New York Talking Statues Arrive on a Cellphone Near You



The redesigned Women’s Rights Pioneers Monument featuring Sojourner Truth, Susan B. Anthony, and Elizabeth Cady Stanton. Rendering of the statue in its future Central Park location, image courtesy Monumental Women ~ Also part of the Talking Statues Project.

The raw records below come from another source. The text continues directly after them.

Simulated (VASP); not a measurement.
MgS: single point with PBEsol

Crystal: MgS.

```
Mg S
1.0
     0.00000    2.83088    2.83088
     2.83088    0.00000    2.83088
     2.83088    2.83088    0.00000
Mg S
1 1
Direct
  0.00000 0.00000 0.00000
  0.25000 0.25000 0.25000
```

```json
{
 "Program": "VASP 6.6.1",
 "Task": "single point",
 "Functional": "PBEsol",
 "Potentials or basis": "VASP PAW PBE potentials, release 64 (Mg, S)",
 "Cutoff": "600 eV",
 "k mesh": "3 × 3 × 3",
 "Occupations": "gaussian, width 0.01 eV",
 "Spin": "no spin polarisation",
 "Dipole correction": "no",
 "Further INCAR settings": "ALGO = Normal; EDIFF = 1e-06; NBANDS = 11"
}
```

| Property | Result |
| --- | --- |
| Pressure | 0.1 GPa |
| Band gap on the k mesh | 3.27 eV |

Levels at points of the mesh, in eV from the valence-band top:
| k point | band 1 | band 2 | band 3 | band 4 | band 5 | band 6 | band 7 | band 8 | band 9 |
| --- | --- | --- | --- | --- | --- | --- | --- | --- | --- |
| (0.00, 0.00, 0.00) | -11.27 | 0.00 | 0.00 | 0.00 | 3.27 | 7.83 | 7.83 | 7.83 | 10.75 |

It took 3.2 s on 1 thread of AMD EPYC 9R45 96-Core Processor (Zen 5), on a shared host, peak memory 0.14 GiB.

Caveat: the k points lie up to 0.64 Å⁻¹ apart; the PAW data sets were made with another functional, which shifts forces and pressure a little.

Talking Statues originated with David Peter Fox in Copenhagen, using modern technology to give voice to historical statues in parks and plazas around the world. The project grew to include Helsinki, London, San Diego, Berlin, and Chicago, And finally, New York Talking Statues will launch on July 12th, 2017 at the New York Historical Society’s West 77th Street entrance. The project gives voice to more than thirty-five sculptures, eight of which are women, throughout the boroughs by way of cellphones. With so many sculptures in New York, the thirty-six statues were chosen by using three criteria. Historical statues, pertinent to New York City – statues erected by immigrants highlighting culture – and statues of artists who have contributed to this City.

The most recent addition to the Talking Statue Project is the monument featuring Sojourner Truth, Susan B. Anthony and Elizabeth Cady Stanton, to unveil on Literary Row in Central Park on August 26, 2020.

Frederick Douglass at the Circle at 110th Street and Frederick Douglass Blvd., Harlem

The map runs from the Ellis Island Immigration Museum to Christopher Columbus on Court Street in Brooklyn, George Washington at Valley Forge on South 4th Street in Williamsburg, George Washington as Master Mason in Flushing Meadows Corona Park, to Frederick Douglass and Harriet Tubman in Harlem.

The Father Duffy Monument at Times Square was added to the list of talking monuments in June, 2019.

Below are just a few of the monuments who will be speaking.

Gertrude Stein, Bryant Park
Joan of Arc at 93rd Street, Riverside Park
Mahatma Gandhi, Union Square
Harriet Tubman at 122nd Street, Frederick Douglass Blvd. and St. Nicholas Avenue in Harlem
Father Duffy Monument in Times Square. Image via Wikipedia

The project recognizes and acknowledges New York’s diversity and cultural richness, therefore “Besides English, the statues will also speak Dutch, Swedish, Danish, Italian, Norwegian, Spanish, and Greek, depending on which historical figure or event is celebrated. Near each statue will be a sign with a QR code; visitors ca scan the code or visit a website to choose their preferred language. A pre-recorded speech will play from their smartphone, typically lasting 90 seconds. People who do not have a QR reader app can download it for free.”